In two-thirds of an inning, Morton thus gave up more runs than in 138 of his 139 career starts (he did allow 10 runs in one-plus inning to the Cubs on Aug. 14, 2009), and more than the eight total runs (six earned) in his prior 33 1/3 innings of the season.

He also took the punch from the law of averages for the whole staff, which had allowed a total of seven runs during the eight-game winning streak the Pirates had brought into Nationals Park.

"We had a tough series," said manager Clint Hurdle, not going for a world-class understatement after the Bucs had been outscored 19-3 in a sweep that included a no-hitter, just highlighting the fact his team was firing on all cylinders coming in. "You toss it.

"You kick it to the curb," added Hurdle, specifically of Morton's misadventure. "You play 162, you go through a lot of emotions and you have to make sure to deal with the facts. And the facts are … he missed spots, the inning quickly went sideways, and it happens."

"No … it's not easy [to get over]," Morton said. "But you've got to shake it off, learn from it and get ready for the next one. My stuff was fine … most of those pitches were in the bottom half of the strike zone. The ones to Ian Desmond [single] and to Gio Gonzalez [opposite-field double to turn the lineup over] were the highest.

"It's hard, because nothing I was doing was working."

This is what "nothing working" looks like: Bryce Harper and Yunel Escobar hit home runs (for five of the runs) in one inning off a guy who in 2011 allowed six homers in 171 2/3 innings.

"You're looking for something that'll work -- weak contact on the ground or a swing and miss -- and not getting any of that," Morton said. "None of it was working so, really, it becomes the kind of thing where you got to keep going till they take you out."

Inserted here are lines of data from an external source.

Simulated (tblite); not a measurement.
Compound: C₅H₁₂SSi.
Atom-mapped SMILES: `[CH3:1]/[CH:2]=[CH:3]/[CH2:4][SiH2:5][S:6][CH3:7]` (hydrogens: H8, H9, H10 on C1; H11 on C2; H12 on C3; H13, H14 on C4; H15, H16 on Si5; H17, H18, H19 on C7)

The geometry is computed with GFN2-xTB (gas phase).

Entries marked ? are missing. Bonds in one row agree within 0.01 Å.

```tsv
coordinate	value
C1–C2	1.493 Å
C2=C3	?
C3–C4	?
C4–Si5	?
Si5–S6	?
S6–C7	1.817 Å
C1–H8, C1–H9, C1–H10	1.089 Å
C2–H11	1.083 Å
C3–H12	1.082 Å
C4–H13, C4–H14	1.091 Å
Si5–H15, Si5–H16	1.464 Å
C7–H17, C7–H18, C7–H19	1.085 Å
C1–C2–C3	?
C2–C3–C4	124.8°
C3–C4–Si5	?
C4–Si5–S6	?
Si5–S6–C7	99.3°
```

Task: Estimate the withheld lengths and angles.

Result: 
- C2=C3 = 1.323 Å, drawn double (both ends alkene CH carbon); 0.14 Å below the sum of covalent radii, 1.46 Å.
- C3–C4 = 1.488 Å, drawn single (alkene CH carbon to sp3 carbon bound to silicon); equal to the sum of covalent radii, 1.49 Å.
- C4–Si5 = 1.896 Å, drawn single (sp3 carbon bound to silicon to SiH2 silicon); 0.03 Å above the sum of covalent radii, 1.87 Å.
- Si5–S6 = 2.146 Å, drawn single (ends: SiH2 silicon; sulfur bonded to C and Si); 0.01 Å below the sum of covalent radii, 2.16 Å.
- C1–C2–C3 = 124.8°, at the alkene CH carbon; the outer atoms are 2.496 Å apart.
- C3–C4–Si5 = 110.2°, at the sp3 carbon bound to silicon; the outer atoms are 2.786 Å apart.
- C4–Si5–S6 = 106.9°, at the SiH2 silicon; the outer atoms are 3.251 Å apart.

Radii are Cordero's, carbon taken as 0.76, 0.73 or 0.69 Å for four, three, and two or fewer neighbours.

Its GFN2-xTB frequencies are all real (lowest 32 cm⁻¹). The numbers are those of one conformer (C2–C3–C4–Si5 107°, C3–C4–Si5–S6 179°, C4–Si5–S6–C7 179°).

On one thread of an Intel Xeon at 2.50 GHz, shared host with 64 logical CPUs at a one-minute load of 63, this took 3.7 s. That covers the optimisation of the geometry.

When that happened, amazingly but imperceptibly under the circumstances, the Bucs' mojo actually did a one-eighty. Vance Worley, Antonio Bastardo and Arquimedes Caminero blanked the Nationals on four hits across the final 7 1/3 innings, leaving a better taste in the Bucs' mouths.

"We got out of this as cleanly as you could have hoped for after that first inning," Hurdle said. "Now we get to go home [for 16 of their next 19 games] and unpack our bags. We always look forward to playing in front of our fans."